Synopses & Reviews
Two of the studies are reprinted from journals, and the other nine are selected from a conference in June 1996 in Los Angeles. They look at critical issues such as power and meaning and the distinction between quantitative and qualitative, provide empirical perspectives such as neoliberal ideology and modeling the effects of changing demography on student learning, and reflect on gaps in research and the policy- making experience of superintendents.
Synopsis
A supplemental text with a fresh, bold edge, Challenges of Urban Education includes a range of topics from quantitative analyses of student demographics to the description and analysis of urban high school students creative writing. The book bridges the dualisms of local and global, theory and practice, and structure and agency. It furthers the advancement of the new sociology of education by making connections between the social context of urban schooling and the lives of the individuals who are affected by it.

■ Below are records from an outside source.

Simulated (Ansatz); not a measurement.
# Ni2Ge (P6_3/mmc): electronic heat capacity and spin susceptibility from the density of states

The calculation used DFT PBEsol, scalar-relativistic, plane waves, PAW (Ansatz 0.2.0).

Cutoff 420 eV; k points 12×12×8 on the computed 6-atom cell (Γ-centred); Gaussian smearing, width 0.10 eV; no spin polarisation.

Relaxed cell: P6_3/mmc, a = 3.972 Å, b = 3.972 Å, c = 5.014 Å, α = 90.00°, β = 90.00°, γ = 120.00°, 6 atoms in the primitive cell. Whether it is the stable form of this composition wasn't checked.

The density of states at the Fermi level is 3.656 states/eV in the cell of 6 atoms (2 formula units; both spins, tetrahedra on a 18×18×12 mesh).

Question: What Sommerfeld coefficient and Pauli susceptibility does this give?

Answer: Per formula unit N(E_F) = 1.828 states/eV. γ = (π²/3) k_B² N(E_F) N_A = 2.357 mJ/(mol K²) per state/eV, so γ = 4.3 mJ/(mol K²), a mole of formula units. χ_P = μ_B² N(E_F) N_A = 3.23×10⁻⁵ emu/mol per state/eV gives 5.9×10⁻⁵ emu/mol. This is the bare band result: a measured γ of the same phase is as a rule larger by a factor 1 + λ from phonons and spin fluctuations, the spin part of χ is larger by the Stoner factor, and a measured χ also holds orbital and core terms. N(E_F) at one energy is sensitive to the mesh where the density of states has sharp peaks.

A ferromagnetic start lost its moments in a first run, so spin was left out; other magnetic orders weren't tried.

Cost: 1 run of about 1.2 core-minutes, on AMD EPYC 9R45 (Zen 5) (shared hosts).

Contributors include Michael W. Apple; Anthony Gary Dworkin; Pamela Fenning; harry Handler; David Keiser; Karen A. McClafferty; Peter McLaren; Roslyn Arlin Mickelson; Theodore R. Mitchell; Raymond A. Morrow; Marianela Parraga; Margaret K. Purser; Ayman Sheikh-Hussin; Sid Thompson; Laurence A. Toenjes; Carlos Alberto Torres; Eugene Tucker; Amy Stuart Wells; Geoff Whitty; and Jim Wilczynski.]"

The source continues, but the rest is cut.